Gonna take it easy & keep resting up today.
Siiiick January 24, 2009
Oh, the germs have reached me!!! Came home early–caught the crud. Hopefully rest will send the germs packing. DH is making me some homemade chicken soup. Yummo!
Truckin January 21, 2009
Week’s going on. Work’s going on. It’s REALLY cold, but hopefully it will warm up soon. And I hope I’ll see that 130 before too long. I’m keeping it all in check, though.
Insanity! January 18, 2009
Yesterday morning when I weighed I was 141. A few hours later I was 137.5. This morning I am 134.
7 pounds in 24 hours. That is MADNESS!! OK, really it’s called finally getting off your period. But still.
When I say my body can hold water like the Hoover Dam, I am not kidding.

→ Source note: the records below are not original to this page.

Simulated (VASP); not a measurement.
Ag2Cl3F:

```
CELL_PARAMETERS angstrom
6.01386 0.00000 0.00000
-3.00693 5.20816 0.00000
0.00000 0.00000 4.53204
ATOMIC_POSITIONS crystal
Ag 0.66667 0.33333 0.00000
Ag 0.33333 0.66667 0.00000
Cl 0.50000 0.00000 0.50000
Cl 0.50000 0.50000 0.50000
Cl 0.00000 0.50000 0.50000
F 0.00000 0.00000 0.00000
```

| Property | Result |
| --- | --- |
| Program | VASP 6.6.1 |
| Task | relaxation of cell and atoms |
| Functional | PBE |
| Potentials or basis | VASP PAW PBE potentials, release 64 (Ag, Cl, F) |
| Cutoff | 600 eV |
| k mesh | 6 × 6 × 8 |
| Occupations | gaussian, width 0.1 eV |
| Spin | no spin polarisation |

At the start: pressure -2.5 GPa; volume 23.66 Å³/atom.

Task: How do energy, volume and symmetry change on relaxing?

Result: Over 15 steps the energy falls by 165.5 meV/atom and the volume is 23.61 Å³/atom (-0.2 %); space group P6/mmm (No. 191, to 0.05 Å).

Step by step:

Once when I was about 13, I went to a tumbling class with a friend. The instructor was telling us how important it was to exercise and stay in shape–even when we’re young. I told her that I ran & did aerobics. She looked me up & down & said, “Well, honey, you can do an hour’s worth of that & then drink a soda & it’s like you’ve done nothing.” Ouch.
But it’s true. I can drink lots of water & my weight will soar five pounds or so. Then I pee it all out the next day. Ugh.
I did my workout yesterday & it felt good to move! My next one is on Monday, so I’m not going to give in & do one today–I just don’t want to burn myself out like I’m wont to do. During the summer, I would get soooo antsy if I didn’t get some exercise in. But winter time has slooooowed me down.
We have a day off on Monday for MLK/REL. Yay!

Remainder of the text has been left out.